// 1/4 of Ocado shareholders rebel against executive pay during AGM
// Incentive scheme for the CEO to collect £100m in the next 3 years also met with opposition
// Ocado to now engage with investors over future incentive plans
Around a quarter of shareholders voted against Ocado’s remuneration policy and report during the online grocery retailer’s AGM yesterday.
While all resolutions still passed, Ocado was met with opposition from 25.4 per cent of investors on the directors’ remuneration report.
On the other hand, 24.2 per cent of shareholders voted against the directors’ remuneration policy.
A proposed longterm incentive scheme, in which chief executive Tim Steiner would be paid £100 million provided Ocado share price triples over the next three years, was also voted down by 24.3 per cent of shareholders.
Ocado responded by saying it recognised the dissenting votes and had “carried out an extensive shareholder consultation exercise with its largest shareholders and the representative bodies” in preparation for its 2019 remuneration proposals.

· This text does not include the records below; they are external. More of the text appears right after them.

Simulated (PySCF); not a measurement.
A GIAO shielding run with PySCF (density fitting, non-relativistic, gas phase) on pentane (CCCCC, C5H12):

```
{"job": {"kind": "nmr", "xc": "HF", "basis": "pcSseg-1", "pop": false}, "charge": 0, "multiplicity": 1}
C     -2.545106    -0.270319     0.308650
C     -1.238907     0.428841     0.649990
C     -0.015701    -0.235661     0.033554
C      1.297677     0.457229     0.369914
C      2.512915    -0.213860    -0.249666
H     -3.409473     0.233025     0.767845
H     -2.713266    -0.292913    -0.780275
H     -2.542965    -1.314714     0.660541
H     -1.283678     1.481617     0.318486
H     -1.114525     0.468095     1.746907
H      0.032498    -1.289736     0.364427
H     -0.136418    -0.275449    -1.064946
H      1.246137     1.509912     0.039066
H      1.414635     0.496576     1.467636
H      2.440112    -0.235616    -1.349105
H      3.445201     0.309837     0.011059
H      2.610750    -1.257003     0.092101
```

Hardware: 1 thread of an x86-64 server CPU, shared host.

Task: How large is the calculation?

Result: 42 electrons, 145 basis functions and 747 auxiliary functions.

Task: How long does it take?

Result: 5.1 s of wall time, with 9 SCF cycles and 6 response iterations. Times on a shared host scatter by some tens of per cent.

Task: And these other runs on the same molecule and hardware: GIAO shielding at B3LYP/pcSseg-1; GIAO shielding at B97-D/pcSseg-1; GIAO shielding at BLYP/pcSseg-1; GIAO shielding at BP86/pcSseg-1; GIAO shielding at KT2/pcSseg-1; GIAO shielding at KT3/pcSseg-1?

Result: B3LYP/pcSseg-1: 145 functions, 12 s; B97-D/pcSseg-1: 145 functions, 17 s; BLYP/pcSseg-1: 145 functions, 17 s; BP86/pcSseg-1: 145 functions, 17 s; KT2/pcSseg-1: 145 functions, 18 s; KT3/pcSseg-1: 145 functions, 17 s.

It added that made changes to the operation of its remuneration proposals in response to shareholder consultation.
“The board believes that as a result of the consultation exercise it understands the reasons why some shareholders were not supportive of the remuneration proposals,” Ocado remuneration committee chairman Andrew Harrison said.
“We will continue to engage with shareholders on remuneration and governance matters and are committed to consulting on the formation of the future remuneration policies.”